That is great! I’m still laughing.

 
Comment by Luzclarita
2007-04-16 13:02:08

I thought we made Mexicans do the work that Americans won’t do.

Comment by Rev. Dan
2007-04-16 13:55:16

I had it that migrants who come here are usually hired to do manual labor since that’s actually possible. The programming and tech. stuff often goes to India or China where there’s been more training and investment to do service and support-style labor.

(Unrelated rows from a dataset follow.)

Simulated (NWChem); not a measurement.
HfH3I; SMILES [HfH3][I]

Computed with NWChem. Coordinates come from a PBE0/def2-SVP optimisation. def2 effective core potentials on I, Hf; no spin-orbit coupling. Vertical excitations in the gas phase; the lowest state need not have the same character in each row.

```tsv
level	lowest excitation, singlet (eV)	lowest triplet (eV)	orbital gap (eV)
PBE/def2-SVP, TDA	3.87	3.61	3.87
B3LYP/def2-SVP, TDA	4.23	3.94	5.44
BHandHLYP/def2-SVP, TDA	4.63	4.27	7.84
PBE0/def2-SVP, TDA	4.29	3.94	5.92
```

But we all know that all Mexicans, Hispanics, and Latinos (and anybody “too tan” [live movie stars in CA] are all Catholics, and we all know that the Catholic Church is the Whore of Babylon. Therefore, if anybody called and heard someone pray with a Latin accent that they’d be truly calling a “demonic call center” instead of just a weird Hindoo or Voodoo or Bhudduslam or whatever it’s called one. Those other people are just misguided ’cause they grew up in a primitive culture… it’s the Catholics who are the Antichrist. You can’t have the Antichrist as your prayer partner, now can you?

 
 
Comment by Weasel
2007-04-16 20:40:33

A prayer hotline may be the laziest thing I’ve ever heard of.

Comment by Rev. Dan
2007-04-16 22:48:32

Lazier than this blog’s primary author? C’mon!?

 
 
Comment by Mark
2007-04-21 10:01:01

Isn’t LarkNews.com a humour site? I don’t think they intend their articles to be taken seriously. I mean, “‘Proverbs 31 husband’ justifies beer habit”? That’s only marginally less satirical than something you would see on The Onion.